South Africa would be a very different country today if it wasn’t for the discovery of diamonds in the hot dry flat interior of the country in the late 1800’s. The small western portion of the Northern Cape Province bordering the Free State is now known as The Diamond Fields.

The primary attraction of The Diamond Fields is the city of Kimberley, which is also the Capital of the Northern Cape and the location of the Kimberly Big Hole. There are several diamond-mining and historical attractions in Kimberley itself, including the Big Hole and Kimberley Mine Museum. The Big Hole is now full of water, and other pit mines in the area have long been closed, the diamond-bearing Kimberlite pipes exhausted, but in recent years new technology has allowed the re-processing of the mine dumps, and you can once again purchase diamonds in Kimberley, at their source – the ones the original prospectors missed and of exceptional quality. However, this won’t last forever…unlike the brilliant and rare Kimberley gems themselves…and the characters from Kimberley’s prospecting and Boer War past who haunt the city, its old places and its mansions, in such numbers and allegedly so enthusiastically that it is the premier city in South Africa for ghost tours.

The only other major Diamond Fields attraction is South Africa’s newest National Park – the award-winning Mokala National Park, a conservancy for the protected camelthorn tree that is an iconic symbol of the Northern Cape, and a home to rare sable antelope and to both black and white rhino.

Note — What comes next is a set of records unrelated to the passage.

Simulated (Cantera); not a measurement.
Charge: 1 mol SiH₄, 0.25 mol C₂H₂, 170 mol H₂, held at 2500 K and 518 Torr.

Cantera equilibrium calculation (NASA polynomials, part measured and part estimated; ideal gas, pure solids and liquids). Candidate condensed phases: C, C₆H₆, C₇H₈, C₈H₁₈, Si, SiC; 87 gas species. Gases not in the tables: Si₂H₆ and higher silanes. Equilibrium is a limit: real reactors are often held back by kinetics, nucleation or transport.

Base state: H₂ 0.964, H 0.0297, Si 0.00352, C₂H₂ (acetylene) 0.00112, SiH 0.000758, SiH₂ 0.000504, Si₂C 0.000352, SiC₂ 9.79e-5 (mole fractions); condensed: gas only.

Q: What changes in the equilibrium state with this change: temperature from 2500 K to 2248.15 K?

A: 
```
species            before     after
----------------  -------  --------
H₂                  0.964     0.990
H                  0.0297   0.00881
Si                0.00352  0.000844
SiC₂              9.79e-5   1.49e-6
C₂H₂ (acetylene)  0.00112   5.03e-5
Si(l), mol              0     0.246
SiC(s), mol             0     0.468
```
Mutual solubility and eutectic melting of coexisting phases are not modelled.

The Diamond Fields area is a cross karoo/kalahari type landscape, semi-arid to arid, with life-sustaining camelthorn trees scattered over red earth. The area springs up a pale covering of tall grasses after the rains, and wildife is plentiful within the confines of the Mokala Reserve. Otherwise, like much of the arid regions of central South Africa, the area outside of Kimberley is characterised by long roads under ‘Big Sky’, bushmen rock art sites, Boer War and Griqua historical sites, sheep farms, windmills, small, dusty towns with adjoined townships, friendly ‘country’ locals and streets that are often collective examples of 1800s period piece architecture.